Jeffrey Balawajder, Plaintiff-appellant, v. Wayne Scott, et al., Defendants-appellees, 160 F.3d 1066 (5th Cir. 1996)Annotate this Case
United States Court of Appeals,Fifth Circuit.
Dec. 2, 1998.Rehearing Denied Jan. 4, 1999.
Jeffrey Balawajder, Navasota, TX, pro se.
Appeal from the United States District Court for the Southern District of Texas.
Before KING, HIGGINBOTHAM and JONES, Circuit Judges.
Texas state prisoner Jeffrey Balawajder, # 520106, appeals the district court's dismissal of his 42 U.S.C. § 1983 complaint as improvidently filed. He challenges the transfer of his case to the Southern District of Texas and argues that the district court abused its discretion by applying its policy of enforcing sanctions imposed by other Texas federal district courts. We AFFIRM.

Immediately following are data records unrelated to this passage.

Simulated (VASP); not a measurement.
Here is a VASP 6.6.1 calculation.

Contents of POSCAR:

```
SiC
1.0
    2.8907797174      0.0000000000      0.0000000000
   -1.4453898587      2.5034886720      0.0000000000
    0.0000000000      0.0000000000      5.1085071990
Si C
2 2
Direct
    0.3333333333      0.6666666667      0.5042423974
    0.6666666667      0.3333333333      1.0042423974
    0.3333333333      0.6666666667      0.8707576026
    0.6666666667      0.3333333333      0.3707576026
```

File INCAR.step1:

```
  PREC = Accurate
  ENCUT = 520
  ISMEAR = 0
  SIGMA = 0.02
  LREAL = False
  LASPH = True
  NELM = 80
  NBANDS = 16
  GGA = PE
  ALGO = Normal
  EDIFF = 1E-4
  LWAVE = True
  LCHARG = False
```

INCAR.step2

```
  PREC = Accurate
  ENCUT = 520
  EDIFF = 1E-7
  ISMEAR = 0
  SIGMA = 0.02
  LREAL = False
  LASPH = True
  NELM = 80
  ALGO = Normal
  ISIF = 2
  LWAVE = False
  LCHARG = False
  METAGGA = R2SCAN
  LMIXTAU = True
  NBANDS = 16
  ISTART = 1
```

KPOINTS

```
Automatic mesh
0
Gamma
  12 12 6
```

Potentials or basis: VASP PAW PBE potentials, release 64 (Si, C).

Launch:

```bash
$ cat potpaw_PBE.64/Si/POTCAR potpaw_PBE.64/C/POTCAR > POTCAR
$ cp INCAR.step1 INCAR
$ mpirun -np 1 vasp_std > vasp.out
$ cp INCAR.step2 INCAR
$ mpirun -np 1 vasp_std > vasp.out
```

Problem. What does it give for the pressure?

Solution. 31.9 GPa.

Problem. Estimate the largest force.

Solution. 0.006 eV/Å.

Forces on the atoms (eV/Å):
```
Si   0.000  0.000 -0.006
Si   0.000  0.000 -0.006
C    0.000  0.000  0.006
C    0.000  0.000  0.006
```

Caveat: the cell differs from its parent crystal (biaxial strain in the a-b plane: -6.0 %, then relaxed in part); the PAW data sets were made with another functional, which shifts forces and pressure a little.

Balawajder filed a 101-page pro se civil rights suit against twenty-one defendants alleging interference with his religious practices and denial of access to the courts. The complaint was originally filed in the United States District Court for the Eastern District of Texas. The district court referred the complaint to the magistrate judge who ordered the lawsuit transferred pursuant to 28 U.S.C. §§ 1404 & 1406 to the Southern District of Texas because Balawajder's claims involved events that took place at the Ellis I Unit, which is located in Walker County in the Southern District of Texas. The order also noted that Balawajder "has been warned and sanctioned many times" and "has the experience to know where his lawsuits are to be filed." Accordingly, the order also warned Balawajder that "sanctions may be imposed if he files any new lawsuits in this Court when there is no basis for this Court having venue over the matter."
The district court for the Southern District of Texas entered an order dismissing Balawajder's action, without prejudice, as improvidently filed. In dismissing the lawsuit, the district court pointed to Balawajder's involvement in other frivolous lawsuits. The court noted that in 1992 this court had ordered that a sanction of $50 be imposed against Balawajder for filing a frivolous appeal and that Balawajder had not paid this sanction. The court further noted that the district court for the Western District of Texas had dismissed a suit of Balawajder's, with prejudice, for contumacious conduct and had ordered the district court clerk not to accept any further pleadings from Balawajder without prior approval of a judge or magistrate judge. Applying a Policy Statement implemented by the Southern District on February 1, 1994, which adopted a policy of enforcing sanction orders imposed by other Texas federal district courts, and " [a]fter reviewing the pleadings filed by Balawajder and in light of the sanctions imposed by [this court]," the district court determined "that Balawajder should not be granted permission to proceed with his civil rights action." The court dismissed the action, without prejudice, as improvidently filed.
Balawajder filed a Fed. R. Civ. P. 59(e) motion seeking relief from final judgment. The magistrate judge issued an amended memorandum and recommendation that Balawajder's motion for relief from final judgment, and other motions, be denied. The magistrate judge noted that although Balawajder had, in fact, paid the $50 sanction imposed by this court, said error on the part of the district court was harmless and payment of the fine "does not alleviate the stigma of that sanction." The district court entered a memorandum and order adopting the magistrate judge's amended recommendation over Balawajder's objections and ordering that the action be dismissed with prejudice. Balawajder filed a timely notice of appeal.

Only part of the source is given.